The second time we type "make", update(blurb) calls update(blob) again, but now blob exists and since it has no dependents, the command "touch blob" is not executed. It then returns back to update(blurb). Now blurb exists and it has a dependent, but the dependent was created slightly before it. So the date comparison fails and blurb is unchanged.

Now you figure out what would happens if you do:

  1. "rm blob", and then "make"
  2. "rm blurb", and then "make"
  3. "touch blob", and then "make"
  4. "touch blurb", and then "make"
Unless you are really cocky and know makefiles well, you should try the above in some directory to doublecheck your answers.

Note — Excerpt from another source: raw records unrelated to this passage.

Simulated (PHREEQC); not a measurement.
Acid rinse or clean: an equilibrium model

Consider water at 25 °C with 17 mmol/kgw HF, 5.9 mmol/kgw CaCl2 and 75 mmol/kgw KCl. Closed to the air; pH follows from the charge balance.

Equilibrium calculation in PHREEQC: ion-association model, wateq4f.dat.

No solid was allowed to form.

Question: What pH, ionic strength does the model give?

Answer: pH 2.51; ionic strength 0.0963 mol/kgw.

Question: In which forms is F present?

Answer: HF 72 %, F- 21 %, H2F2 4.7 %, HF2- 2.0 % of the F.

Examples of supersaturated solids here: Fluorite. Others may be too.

The command in the rule can be any Unix command. Usually it is a command that creates the target. e.g. in the rules for blurb and blob, the touch command actually created files blurb and blob, or updated their dates. A common example is a "clean" rule, which cleans up the directory of all the debris created by the makefile:

blurb: blob
	touch blurb

blob:
	touch blob

clean:
	rm blurb blob
Since clean isn't in any list of dependents, it doesn't get called in any recursive update call. But if you type "make clean", make looks for the rule for "clean", notices that a file named "clean" does not exist, and executes the command "rm blurb blob". That causes blurb and blob to be deleted, but it doesn't cause a file named "clean" to be created. So the next time you type "make clean" it will still try to delete blurb and blob. "make clean" is a standard command to get rid of the individual binaries after a compiling several separate files, since they're usually not needed. The most common clean target is to remove object files and archives, as in "rm *.o *.a".

OK, if you are really cocky, what happens with this sequence:

  make
  touch clean
  make clean

Makefile Definitions

You can make definitions in the makefile, for the same reason you would make C preprocessor definitions (#define) in a C++ program. In the sample makefile, which C/C++ compiler to use is defined in the line
CC = g++
which compiler options to use in
OPTS = -O3 -Wall
which additional libraries to link in
LIBS = -lrt
and any required include file paths in
INC = -I/usr/include
When specifying how to compile the codes, the strings
$(CC) $(OPTS) $(INC) -c
are translated into the Unix command
g++ -O3 -Wall -I/usr/include -c 
The -c part says compile and create a .o file, but don't yet try linking everything together in an executable. That is done in the stanza that says how to create the executable file named "time_example". You can define anything you want, but note
  1. Although you do not have to do so, it is best to make the things you define in all capitals, so they can be spotted easier.
  2. To use a defined quantity it must be proceeded by a dollar sign and enclosed in parentheses. Using $OPTS above would have failed.

Even for the small timing example, a makefile is not overkill: it is far easier to just type "make" a year from now, than it is a year or 10 from now to try to figure out what mystic invocation will compile the code you wrote. Using definitions also is a big help, even for programs with just a few files. Changing to a different compiler should just involve changing the definition in one place, instead hunting it down dozens of occurrences of "g++" and having to change them to "icc" or "xlc".

Makefile Substitution Rules

OK, you really don't want to know this. Instead of having to specify (with two lines for each file) how to compile all 4000 functions that comprise your MegaBlaster program, you can give a suffix rule. For example,
.C.o:
        $(CC) -c $(CCFLAGS) $<
says that every file with a suffix of ".C" should have a corresponding object file with suffix ".o" created, and the way to do that is to apply the command
cxx -c -O3 -check
on every file with suffix ".C". The " < " expands to allow this to be carried out for all files in the current directory with the corresponding suffix.

How to REALLY Use Makefiles

Nobody in their right mind ever writes a makefile from scratch. Instead, we just copy one over from someone else or from another project, and edit it to handle the current project.

More Makefile Madness

Many people in scientific computing use makefiles for working on a paper using Latex - each section is put into a different file, and each is put into a makefile stanza. This is especially helpful if the paper is being jointly authored with multiple people working on it at the same time. But then version controls systems like CVS or SVN become vital, another tool anyone doing coding work in any area should learn.